The history of the idea of it is interesting. “If awareness of the environment . . . is the criterion of consciousness, then even the protozoans are conscious. If awareness of awareness is required, then it is doubtful whether the great apes and human infants are conscious.”
(Thomas GJ (1967). “Consciousness”. Encyclopædia Britannica. Vol. 6. p. 366.)
The immortal Robert Burns touched on this in his classic poem ‘To a Mouse.’
(https://www.poetryfoundation.org/poems/43816/to-a-mouse-56d222ab36e33)
Fascinating subject.
But reflexes aren’t conscious. Unconscious people can have reflexes despite being unconscious.
Omar: Have read some interesting essays on the evidence for “intelligence” i. trees…or at least in forests as a sort of collective consciousness.

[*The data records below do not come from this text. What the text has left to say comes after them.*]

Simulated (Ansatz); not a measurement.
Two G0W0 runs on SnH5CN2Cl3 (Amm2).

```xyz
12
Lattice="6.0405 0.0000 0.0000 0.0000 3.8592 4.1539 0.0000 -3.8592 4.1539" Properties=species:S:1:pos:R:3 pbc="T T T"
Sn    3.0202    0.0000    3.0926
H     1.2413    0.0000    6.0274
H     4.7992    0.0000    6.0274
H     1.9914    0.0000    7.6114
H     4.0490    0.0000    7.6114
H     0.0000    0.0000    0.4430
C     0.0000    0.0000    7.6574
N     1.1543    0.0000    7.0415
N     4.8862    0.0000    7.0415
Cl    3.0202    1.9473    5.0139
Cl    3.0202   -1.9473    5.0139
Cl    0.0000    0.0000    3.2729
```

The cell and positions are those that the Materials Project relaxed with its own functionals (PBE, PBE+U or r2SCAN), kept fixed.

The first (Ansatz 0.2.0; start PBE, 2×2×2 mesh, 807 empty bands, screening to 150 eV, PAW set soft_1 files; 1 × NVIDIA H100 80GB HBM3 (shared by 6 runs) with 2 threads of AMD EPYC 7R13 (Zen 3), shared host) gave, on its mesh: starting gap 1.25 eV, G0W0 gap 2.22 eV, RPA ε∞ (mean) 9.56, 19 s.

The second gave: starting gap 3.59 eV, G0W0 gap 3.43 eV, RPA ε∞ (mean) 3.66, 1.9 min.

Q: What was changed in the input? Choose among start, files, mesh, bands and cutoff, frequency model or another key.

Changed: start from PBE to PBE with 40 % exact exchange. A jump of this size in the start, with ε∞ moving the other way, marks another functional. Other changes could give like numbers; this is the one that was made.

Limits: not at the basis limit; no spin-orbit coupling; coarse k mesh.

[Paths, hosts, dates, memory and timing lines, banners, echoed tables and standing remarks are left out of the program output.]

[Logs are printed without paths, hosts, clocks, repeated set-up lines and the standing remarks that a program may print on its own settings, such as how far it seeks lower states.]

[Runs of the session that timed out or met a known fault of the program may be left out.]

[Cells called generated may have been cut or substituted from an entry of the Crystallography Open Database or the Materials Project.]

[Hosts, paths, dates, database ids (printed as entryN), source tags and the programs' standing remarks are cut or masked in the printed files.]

John Zande, in his clever little books “arguing” for omnimalevolence, argued that the evil creator god never bothered to create the chemical pathways for pleasure for the first few million? billion? years of animal awareness.
‘Instinctively,’ perhaps?
The behaviour pattern that has been selected for appears in some species to be aversion to light. Light = danger, at whatever conscious level. Animals are generally light sleepers, and protect themselves when asleep against attacks by predators, and in a variety of ways: eg herding behaviour, hibernating in places difficult for predators to access.
I found this out as a kid the hard way, and in most memorable fashion. For a prank, I grabbed my pet cat when I happened upon her sleeping in a sunny spot between some rose bushes in our house garden. It took her about one millisecond to go from sleep to full-on counterattack, claws in rip and tear mode; not merely scratch.
Thank you, YNNB & takshak for that wonderful carol.
And thank you, What a Maroon (and others) for that link to Tomasello’s excellent criticism of Chomsky & Pinker.
Omar & Brian M: the scientist & philosopher Michael Polanyi has some interesting things to say about instinctive knowledge and its links with conscious knowledge in his books ’The Tacit Dimension’ & ‘Personal Knowledge’.
Here’s a sentence from the Wikipedia article on him:
“Mind is a higher-level expression of the capacity of living organisms for discrimination.”